Friday, February 06, 2004

User Pain Lifecycle and an approach to solving the problem

Basically why does a company buy a product even after building it in-house? I can think of some technical reasons (I am sure there a lot of non-technical reasons) -
  1. Vendor has more subject matter expertise – A simple idea that if vendor has designed and developed a product, then vendor would have designed solution in an environment independent and framework model which can be used to address most of the use case out of box and at the same time can be extended to cover all the use cases.
  2. Vendor will have more SME – As the time progresses, the vendor integrates products in more diversified environment and would have had to enhance the system for different use cases and so the when company will run into those use cases vendor would be able to provide solutions.
  3. Vendor have dedicated resources and can spend more time, money and effort to make sure that the product works.
But given my limited experiences with new products, it seems that most of the time none of this is true.

Pain Life Cycle

Typically most of the companies have “pain” to start with and then some one comes up with an idea to solve the problem. So a small system is built to solve the pain which slowly starts getting accepted and enhanced. As the time progresses the small product grows to become a large product which fulfills most of the internal users need.
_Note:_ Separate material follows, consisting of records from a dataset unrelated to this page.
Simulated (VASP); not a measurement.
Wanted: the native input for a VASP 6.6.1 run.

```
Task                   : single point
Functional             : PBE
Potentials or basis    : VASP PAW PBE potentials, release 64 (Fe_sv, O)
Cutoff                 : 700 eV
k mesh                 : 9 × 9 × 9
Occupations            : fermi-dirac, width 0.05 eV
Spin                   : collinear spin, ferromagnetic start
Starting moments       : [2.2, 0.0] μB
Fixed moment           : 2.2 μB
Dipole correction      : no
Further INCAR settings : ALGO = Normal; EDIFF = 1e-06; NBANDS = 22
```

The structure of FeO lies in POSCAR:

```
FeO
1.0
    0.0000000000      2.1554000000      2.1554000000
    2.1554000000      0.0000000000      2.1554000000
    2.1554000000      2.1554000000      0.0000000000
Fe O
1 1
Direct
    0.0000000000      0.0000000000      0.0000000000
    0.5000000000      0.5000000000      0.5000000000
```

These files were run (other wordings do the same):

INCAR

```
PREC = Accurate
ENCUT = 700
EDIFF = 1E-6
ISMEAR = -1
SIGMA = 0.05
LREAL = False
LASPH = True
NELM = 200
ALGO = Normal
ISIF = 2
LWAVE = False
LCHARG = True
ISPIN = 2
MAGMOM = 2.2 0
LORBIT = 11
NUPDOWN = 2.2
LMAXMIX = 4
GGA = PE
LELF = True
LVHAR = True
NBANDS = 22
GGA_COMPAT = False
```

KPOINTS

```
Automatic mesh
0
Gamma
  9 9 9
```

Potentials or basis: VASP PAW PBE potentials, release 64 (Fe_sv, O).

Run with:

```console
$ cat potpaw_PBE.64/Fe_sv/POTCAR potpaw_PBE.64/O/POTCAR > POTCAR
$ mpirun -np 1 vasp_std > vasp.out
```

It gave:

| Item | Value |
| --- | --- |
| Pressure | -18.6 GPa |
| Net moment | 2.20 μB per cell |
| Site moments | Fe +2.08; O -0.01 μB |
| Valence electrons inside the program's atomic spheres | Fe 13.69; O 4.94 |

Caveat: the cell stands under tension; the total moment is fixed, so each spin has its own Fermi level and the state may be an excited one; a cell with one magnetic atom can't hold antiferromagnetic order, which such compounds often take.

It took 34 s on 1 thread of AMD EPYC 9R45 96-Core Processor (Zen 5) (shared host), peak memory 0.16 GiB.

Depending on how good the architecture and coding team was the IT departments ends with a fine product or a blob of code that works but no body understand.

While this thing was going on, somebody (The Vendor) noticed that this requirement exists in a lot of places (the start of the hype) and so tries to· start building a product to address client needs (please note this may not apply to a few companies that are started by people from academic background). Marketing/Sales wants to get the the first few versions of the product to the market as soon as possible resulting in a faulty architecture, sloppy code and limited testing. This product has very basic functionality, is defective and is architecturally weak.

·At this point the media and analysts have started to pick on the hype and added words like “paradigm shift” and “next generation” to these requirement. At the same time company is in deep pain from managing the in-house developed blob of code.

The Company buys the product after some evaluations and pilots with no idea how the requirements are going to change over time.·

So the company ends up with a product that does not provide all the functionality that in-house product provided, does not integrate well in the environment of the company, is defective/unstable/bad performance and non-extensible.

Why do companies do that?

I don't know.

Another approach

But what if the company took a different approach -

  1. Consortium of Vertical Industry users - So form a consortium of IT professionals who will come up with a set of use cases which are common to all the people. So instead of the vendors developing fuzzy use cases and even fuzzier standards around them, each vertical segment should have the requirements laid out. The consortium may have its own lab or donated labs where the products can be verified to be requirement compliant.
  2. Selectively "Open-design" their internal product - Basically this is based on the idea that the products developed internally are superior to the first few versions of vendor products. So in order to cut down the time and provide vendors with roadmap, the customers can open-design(could not think of any other word) the high level design and development information which can be made either public or provided only to legitimate members. This will help vendors and other open-source developments to get a handle on "what client wants".
  3. Share the experiences with the consortium - This is another important idea that must be used to ensure that the knowledge is not wasted and people can learn from the mistakes of other.4. Vendors Interface - Force vendors to implement the common features required by most of the members of consortium and make them follow a framework architecture.

Most of these thoughts are not something new and I guess people have not seen the benefits of sharing out weight the benefit of keeping their internal information secret. But till we don’t have a legal memory erasing device or a single giant enterprise, people will continue to change jobs and take these "internals secret" to the competitors. So why not do this sharing in a formal way especially when it is going to help achieve companies to·improve their core·functionality·and not·be obsessed with·IT.